Peter Holmes wrote: ↑Wed Apr 22, 2020 6:34 am
The factual assertion 'incest is contrary to God's will and purpose for human beings' is true or false - and what people believe makes no difference.
But the hypothetical assertion 'if incest is contrary to God's will and purpose for human beings, then incest is morally wrong' doesn't follow, even if the antecedent is true. It assumes that acting contrary to God's will and purpose for human beings is morally wrong - and that's a matter of judgement.
Actually, it could only "not follow" if God were not, in fact, the
Creator of the very things being judged, and the
Empowerer of the judgment used rightly to assess them. But He is both. As such, only He can say what a given thing was created
for, or created to
be, and only His judgments can be perfectly correct in identifying what those things are. That's what makes a things morally right or wrong in the first place: they were constituted as such in His act of purposive creation.

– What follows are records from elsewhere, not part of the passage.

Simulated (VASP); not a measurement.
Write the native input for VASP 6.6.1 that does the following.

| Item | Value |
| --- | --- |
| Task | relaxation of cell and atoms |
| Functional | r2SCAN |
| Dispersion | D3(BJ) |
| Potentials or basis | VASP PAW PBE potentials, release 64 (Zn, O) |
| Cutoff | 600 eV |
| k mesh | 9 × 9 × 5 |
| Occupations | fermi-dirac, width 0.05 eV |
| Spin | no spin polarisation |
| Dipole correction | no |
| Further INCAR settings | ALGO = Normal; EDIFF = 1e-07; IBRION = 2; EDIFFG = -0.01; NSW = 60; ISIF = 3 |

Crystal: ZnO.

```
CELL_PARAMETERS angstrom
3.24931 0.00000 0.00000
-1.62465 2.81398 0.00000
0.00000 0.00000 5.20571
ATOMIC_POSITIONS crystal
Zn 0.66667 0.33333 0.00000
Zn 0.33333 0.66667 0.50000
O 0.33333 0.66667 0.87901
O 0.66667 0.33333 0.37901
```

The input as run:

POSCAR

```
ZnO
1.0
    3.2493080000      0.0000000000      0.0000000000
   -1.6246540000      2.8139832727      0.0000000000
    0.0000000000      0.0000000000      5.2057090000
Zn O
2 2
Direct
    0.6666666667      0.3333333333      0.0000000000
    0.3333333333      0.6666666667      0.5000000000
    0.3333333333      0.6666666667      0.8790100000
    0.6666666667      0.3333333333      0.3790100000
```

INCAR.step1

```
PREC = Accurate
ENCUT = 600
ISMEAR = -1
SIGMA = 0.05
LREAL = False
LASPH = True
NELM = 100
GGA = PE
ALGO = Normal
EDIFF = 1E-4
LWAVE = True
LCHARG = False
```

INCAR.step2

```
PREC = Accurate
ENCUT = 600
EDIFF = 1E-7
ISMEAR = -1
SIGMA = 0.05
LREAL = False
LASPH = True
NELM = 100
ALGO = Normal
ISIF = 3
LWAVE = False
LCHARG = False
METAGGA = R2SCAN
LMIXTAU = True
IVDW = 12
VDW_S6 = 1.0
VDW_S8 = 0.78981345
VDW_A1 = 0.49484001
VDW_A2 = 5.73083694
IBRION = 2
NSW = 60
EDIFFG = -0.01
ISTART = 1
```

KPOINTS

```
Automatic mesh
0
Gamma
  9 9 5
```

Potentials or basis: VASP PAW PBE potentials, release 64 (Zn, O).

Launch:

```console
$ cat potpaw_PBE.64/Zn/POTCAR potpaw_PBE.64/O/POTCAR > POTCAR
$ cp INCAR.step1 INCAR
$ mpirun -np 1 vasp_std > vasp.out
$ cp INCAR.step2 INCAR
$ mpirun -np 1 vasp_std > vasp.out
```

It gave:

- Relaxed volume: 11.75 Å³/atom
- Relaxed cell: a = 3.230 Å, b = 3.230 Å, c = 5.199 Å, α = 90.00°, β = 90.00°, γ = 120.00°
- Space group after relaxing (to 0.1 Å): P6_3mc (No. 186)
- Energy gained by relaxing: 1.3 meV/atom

I think maybe you're still thinking
ex-post-facto, as if the Creation happened all by itself, and then God had to appear after-the-fact and assess which parts of it are good and evil. That is not the postulate. The postulate is that the very (right) concepts of good and evil are, in fact, derivative of what He has done, and what his judgment tells us about the things He's done when He created them.
The assertion 'incest is morally wrong' is not factual, because it has no truth-value independent from what people believe.
It is factual, because the created nature of sexuality means that the Creator alone can rightly tell us what its original function is. And it will not matter one whit what "people" believe, since nothing they believe actually changes reality or reconstitutes creation itself. Their opinions can be right, or they can be wrong; but they are right or wrong to the extent that they reflect or fail to reflect the original purpose for which things were created.